(243c) Strategies to Enhance Catalyst Stability for the Upcycling of Polyvinyl Chloride to Hydrocarbon Waxes Via Tandem Dechlorination and Catalytic Hydrogenation

The critical shortage of economical technologies to recycle waste polyvinyl chloride (PVC) plastics has led to the landfill of nearly all waste PVC. For this reason there is an urgent need to develop novel technologies for the upcycling of waste PVC streams to value added products. The commercialization of tandem dechlorination and catalytic hydrogenation of PVC waste to hydrocarbon waxes has shown promise as a process that can meet recycling demand. In this reaction, PVC in a water-amine mixture is completely dechlorinated with water acting as a Cl “sink” which prevents deactivation of the catalyst by Cl, while a Pt catalyst hydrogenates the resultant polyene to hydrocarbon waxes. For this process to be scalable the Pt catalyst must be virtually 100 % recyclable. However, the catalyst stability was found to be low in these hydrothermal reactions largely due to the activity of the water in the amine-water mixture. To address this issue, we found that a heterogeneous chloride sink, in lieu of utilizing deactivating high temperature water, is required to prevent poisoning of the catalyst active sites by Cl and to prevent restructuring of the catalyst support. Hydrotalcite adsorbents demonstrated feasibility as an effective Cl sink in lieu of water which enables catalyst recyclability > 90 % and product hydrocarbon wax yields of up to 80 % when a Pt:PVC ratio of 1:150 is utilized.

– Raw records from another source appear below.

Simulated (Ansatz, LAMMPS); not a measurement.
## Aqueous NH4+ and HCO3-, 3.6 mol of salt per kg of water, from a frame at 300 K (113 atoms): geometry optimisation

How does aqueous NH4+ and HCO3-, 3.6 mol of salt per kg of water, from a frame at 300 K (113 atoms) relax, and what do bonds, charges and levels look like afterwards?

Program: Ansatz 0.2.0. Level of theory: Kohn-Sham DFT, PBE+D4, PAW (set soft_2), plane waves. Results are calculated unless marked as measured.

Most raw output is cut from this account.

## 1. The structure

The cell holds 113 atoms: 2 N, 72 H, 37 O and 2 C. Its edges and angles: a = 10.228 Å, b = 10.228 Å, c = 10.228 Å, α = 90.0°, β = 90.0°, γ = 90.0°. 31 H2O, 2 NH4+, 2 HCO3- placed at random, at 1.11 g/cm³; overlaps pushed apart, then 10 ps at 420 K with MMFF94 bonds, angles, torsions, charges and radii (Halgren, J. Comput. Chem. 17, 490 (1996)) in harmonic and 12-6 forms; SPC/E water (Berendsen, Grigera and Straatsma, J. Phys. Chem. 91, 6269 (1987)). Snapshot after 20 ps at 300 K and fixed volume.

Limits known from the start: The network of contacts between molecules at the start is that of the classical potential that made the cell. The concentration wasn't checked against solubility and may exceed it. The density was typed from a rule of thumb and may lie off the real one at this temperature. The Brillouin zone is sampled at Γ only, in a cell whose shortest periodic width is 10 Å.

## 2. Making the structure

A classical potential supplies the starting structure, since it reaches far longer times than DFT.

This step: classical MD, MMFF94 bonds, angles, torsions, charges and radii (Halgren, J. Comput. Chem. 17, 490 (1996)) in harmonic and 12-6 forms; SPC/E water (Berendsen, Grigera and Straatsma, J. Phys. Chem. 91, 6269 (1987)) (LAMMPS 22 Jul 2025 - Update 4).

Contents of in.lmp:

Ongoing experiments are focused on calibrating catalyst deactivation against deactivating species that are present in real PVC waste such as phthalates, metals, and other legacy additives. Current reaction experiments are utilizing real waste from PVC streams that are incredibly expensive to recycle with traditional technologies. These wastes include vinyl flooring, vinyl roofing, automotive shredder residue (ASR), and cable wire jacketing.